“The disclosure of late filers has taken center stage at the exchange,” Glenn Tyranski, an New York Stock Exchange vice president in charge of compliance, told The Wall Street Journal. “While we can’t make late filers complete their financial statements any faster, we can analyze the situation and ensure that the investing public has been appropriately informed through disclosure.”
The new rule, which will become a part of the NYSE’s listing standards, was proposed in September and is expected to be formally implemented in a few months. The Journal noted, however, that it stops short of levying big penalties or imposing additional delistings.
Under the proposed rules, companies that don’t file audited results within 12 months of their due date would be delisted, according to the report. In the intervening time the exchange would “encourage” the companies to regularly provide updates on the status of their filings through press releases and partial results, and it would require company officials to be in regular contact with the exchange.

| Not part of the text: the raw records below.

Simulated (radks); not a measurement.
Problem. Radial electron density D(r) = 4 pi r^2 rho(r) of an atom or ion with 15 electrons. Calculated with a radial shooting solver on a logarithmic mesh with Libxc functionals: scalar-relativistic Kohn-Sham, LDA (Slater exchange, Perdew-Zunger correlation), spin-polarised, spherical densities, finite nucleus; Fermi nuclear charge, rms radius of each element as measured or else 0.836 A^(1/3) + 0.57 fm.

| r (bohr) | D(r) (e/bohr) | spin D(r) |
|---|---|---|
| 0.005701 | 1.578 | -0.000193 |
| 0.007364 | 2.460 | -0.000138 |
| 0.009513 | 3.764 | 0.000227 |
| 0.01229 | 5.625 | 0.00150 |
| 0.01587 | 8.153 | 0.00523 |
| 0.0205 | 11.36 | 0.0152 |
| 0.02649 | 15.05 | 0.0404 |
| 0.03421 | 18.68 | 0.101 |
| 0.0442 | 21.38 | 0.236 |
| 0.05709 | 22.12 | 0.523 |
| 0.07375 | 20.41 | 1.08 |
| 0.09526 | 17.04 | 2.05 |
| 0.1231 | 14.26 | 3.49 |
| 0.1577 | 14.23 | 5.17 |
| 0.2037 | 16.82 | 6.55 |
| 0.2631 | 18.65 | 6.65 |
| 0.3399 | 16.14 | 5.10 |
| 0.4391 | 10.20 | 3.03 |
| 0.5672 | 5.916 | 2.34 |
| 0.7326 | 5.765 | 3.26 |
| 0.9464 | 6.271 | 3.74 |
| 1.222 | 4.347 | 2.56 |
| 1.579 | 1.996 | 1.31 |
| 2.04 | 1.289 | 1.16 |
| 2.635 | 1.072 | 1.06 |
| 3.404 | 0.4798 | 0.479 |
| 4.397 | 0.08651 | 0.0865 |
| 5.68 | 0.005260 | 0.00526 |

Until now, companies have been required only to inform the exchange and their shareholders that they will be late, and why, and then indicate when they do plan to file. According to the Journal, there is little written down about the consequences for a company misses a deadline.
The newspaper pointed out that of the dozen or so companies that failed to file annual reports on time in the past two years, only Interpool Inc. and Footstar Inc. were delisted.
At least 61 companies with a market capitalization exceeding $100 million sought more time to file their September quarterly results, according to proxy research firm Glass Lewis, compared with 30 in the second quarter and 36 in the first quarter. As for 2003 annual reports, 59 such companies filed for extensions, but the research firm noted that year-end delays are generally more common.
In November, the Securities and Exchange Commission postponed by one year what would have been a new, earlier deadline for most companies to file their annual and quarterly reports. For an additional year the deadline for accelerated filers will remain at 75 days after year-end for annual reports and at 40 days after quarter-end for quarterly reports.
Beginning with fiscal years ending on or after December 15, 2005 — which will mark the final phase of regulations designed to speed up filings — those deadlines will be trimmed to 60 days and 35 days respectively.